Brand
Citizen Housing
Strategy & Operations
Designing interventions for minds captured by scarcity
Project Types
Behavioural Science
The challenge

Citizen Housing (formerly WM Housing) is a not-for-profit social housing business, housing approximately 66,000 people in 30,000 households. A high proportion of its tenants are in receipt of welfare benefits and are on low incomes – some are the most vulnerable in society. Yet legislation changes mean these tenants will become responsible for their own benefits – creating risks for sustainable tenancies.


Our approach

We brought together diverse set of stakeholders and coded their insights into themes, which then allowed us to identify opportunities for effective targeted behaviour-change interventions.

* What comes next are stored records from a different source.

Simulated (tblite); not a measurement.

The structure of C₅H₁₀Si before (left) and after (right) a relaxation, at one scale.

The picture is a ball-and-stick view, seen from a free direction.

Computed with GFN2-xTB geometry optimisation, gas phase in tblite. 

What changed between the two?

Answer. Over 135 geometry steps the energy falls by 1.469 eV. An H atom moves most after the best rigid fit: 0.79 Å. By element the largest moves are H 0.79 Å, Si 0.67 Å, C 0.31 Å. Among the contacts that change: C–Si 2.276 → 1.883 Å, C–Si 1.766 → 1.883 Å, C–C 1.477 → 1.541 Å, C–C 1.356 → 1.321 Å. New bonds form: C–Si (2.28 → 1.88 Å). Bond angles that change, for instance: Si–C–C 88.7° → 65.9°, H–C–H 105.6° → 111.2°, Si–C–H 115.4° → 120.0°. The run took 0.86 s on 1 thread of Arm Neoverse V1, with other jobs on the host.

Community dynamics We mapped the social dynamics, interviewing a variety of stakeholders, from local police to frontline staff; enforcement officers to C-suite to understand the required behaviour changes and the social dynamics at play.
Experts in cognitive science These insights were rounded out with experts in poverty and social housing, including behavioral scientist from Princeton, Eldar Sharif, author of How Scarcity Captures the Mind.
COM-B Analysis Using this data we mapped communications barriers and opportunities for behaviour change (using the COM-B framework).
Designing interventions Working with the Citizen Housing teams we identified a range of intervention opportunities including subtle shifts in communication and use of language.

Output

We detailed a range of interventions to pilot to help communications. These interventions were based on the core insight that tenants live in scarcity – not just of money – but cognitive resources, too. That scarcity captures the mind and affects a person’s daily thoughts and feelings. Having too little of something – time, money, knowledge – creates a ‘tunnelling effect’ – which focuses all available cognitive resources on the most immediate pressures, at the expense of everything else.

This mindset means timing and message framing is critical and can mean tapping into a situation when the tenants motivation is greatest, or their capabilities and opportunities are high.

Results

We identified a range of interventions and nudges – such as repositioning the letters they send to tenants – which are currently being piloted across housing communities for efficacy.

Can we help?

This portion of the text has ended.